Climate

How To Engage And Win The Conversation About Climate And Energy

CREDIT: Shutterstock



After a wave election for conservatives, it’s always a good idea for progressives to go back to the basics — like good, consistent messaging. Certainly, the 2014 political tsunami was so big it easily overtopped efforts to make a modest levee out of climate change.

So we must redouble our efforts. How timely, then, that Betsy Taylor of Breakthrough Strategies & Solutions has updated her excellent messaging guide on climate and clean energy, “Climate Solutions for a Stronger America.”

Back in 2012, she “commissioned a national survey of likely voters to determine how leaders can engage and win on climate and energy in key races around the country.” She then consulted with leading communications experts to weave together a coherent narrative from the threads of those findings. This year, Breakthrough Strategies & Solutions went through the process again, combining polling data and other recent surveys with input from communications experts.

The result is another must-read for those who, like me, believe in coherent narratives. The research “identified three top-performing messages” that form a “persuasive narrative triangle” (see figure above). Here is more on the first of the three major messages:

SEVERE WEATHER/KIDS

Message: “We can no longer ignore our strange and increasingly severe weather. We have a moral obligation to our children to protect them – that means preparing for tackling climate change now.”

Underlying Value: Moral Responsibility

Tips & Talking Points: Stress urgency. Emphasize that we’re seeing climate impacts now. People who feel more urgency are more likely to support efforts to cut carbon pollution. But it’s important to also show them the solutions.

Talk about kids growing up today (not “future generations,” which creates the misperception that impacts and costs are far off.)

Talk about the costs of inaction far outweighing investments in solutions. We are already paying the price for weather disasters, crop failures, and higher insurance rates.
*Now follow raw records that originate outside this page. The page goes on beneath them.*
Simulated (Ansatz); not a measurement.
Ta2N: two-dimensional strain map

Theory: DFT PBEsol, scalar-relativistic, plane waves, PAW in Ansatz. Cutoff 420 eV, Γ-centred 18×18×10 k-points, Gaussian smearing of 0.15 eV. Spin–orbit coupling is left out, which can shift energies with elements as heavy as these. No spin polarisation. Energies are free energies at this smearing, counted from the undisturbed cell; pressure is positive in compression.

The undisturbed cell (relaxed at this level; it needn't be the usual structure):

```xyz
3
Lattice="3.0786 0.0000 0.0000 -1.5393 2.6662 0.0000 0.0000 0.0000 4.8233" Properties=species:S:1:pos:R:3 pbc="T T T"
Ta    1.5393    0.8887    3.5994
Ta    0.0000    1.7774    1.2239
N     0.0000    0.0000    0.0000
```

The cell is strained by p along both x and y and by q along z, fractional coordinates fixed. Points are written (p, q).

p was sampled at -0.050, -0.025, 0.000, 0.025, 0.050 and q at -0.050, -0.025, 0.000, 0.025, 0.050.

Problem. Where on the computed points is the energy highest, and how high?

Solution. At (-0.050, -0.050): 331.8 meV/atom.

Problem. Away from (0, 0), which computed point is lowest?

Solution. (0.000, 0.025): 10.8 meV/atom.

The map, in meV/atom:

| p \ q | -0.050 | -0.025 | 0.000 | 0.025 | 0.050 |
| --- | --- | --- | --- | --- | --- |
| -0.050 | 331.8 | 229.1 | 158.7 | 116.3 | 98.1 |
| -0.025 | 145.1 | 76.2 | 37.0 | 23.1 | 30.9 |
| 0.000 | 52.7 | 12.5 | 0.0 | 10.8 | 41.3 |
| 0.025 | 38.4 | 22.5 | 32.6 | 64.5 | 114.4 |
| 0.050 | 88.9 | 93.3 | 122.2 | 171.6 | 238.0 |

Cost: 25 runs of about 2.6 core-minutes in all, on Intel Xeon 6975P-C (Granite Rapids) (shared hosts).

Certainly the moral argument is the winning one, as I’ve argued. And it’s key to focus on increasingly extreme weather since we know linking that trend to climate change is scientifically accurate (see “Trenberth on How To Relate Climate Extremes to Climate Change“). And costs are rising (see “The $188 Billion Price Tag from Climate-Related Extreme Weather”).

We also know this message resonates with people (see Poll: Majority of Americans Understand Global Warming Worsens Extreme Weather and Want Nation to Act and Poll: Americans’ Understanding of Climate Change Increasing With More Extreme Weather, Warmer Temperatures.

Here’s more on the second message:

Oil Companies’ Stranglehold on Democracy

Message: “Oil companies are using billions in profits to rig the system against clean energy solutions. We need to break their stranglehold on our democracy, and put people, not oil companies, back in charge.

Underlying Value: Accountability

Tips & Talking Points: Emphasize the oil industry’s deceptive, coordinated, and well-funded campaigns to mislead Americans on climate science and block clean energy solutions.

Point out it’s the same strategy – using some of the exact same people – tobacco companies used to hide the truth about the risks of smoking.

This message is an important one and should be included in some form in all major presentations on climate.

Breakthrough Strategies & Solutions notes, “It explains mixed messages” — why Americans hear so much about how urgent a problem climate change is while, at the same time, they don’t see much action on it. “Now they can see why progress has been slow; big oil and coal have thrown up many roadblocks to progress.”

Here’s more on the crucial third message:

Underlying Value: Empowerment

Taking Charge of Our Own Energy

Message: “Investing in clean energy means investing in our own communities and taking charge of our own energy. Instead of subsidizing big oil, we invest in wind turbines on farms, solar on our roofs, and schools that use less energy – creating local jobs, stronger communities and a more stable climate.”

Underlying Value: Empowerment

Tips & Talking Points: It’s now. It’s local. Talk about practical, clean-energy solutions available today. Describe a local clean energy success story – of solar, wind, a green building, or energy savings.

Focus on benefits to people – our families, our towns, and our neighborhoods – and talk about regular people taking positive action.

Take on opponents with patriotic pride: Those who say nothing can be done about climate change forget who we are and what we can do. No one should doubt America’s ingenuity and resolve. People are proud of America’s history of problem-solving and innovation.

The solutions and clean energy jobs message has always been among the most important, as pretty much every poll in recent years makes clear

There is more in this guide, including “Key Supporting Facts,” examples of how to respond to specific attacks, and “General Communication Tips” (like “Repeat, repeat, repeat”). Kudos to Betsy Taylor and Breakthrough Strategies & Solutions for putting together this well-timed, must-read guide.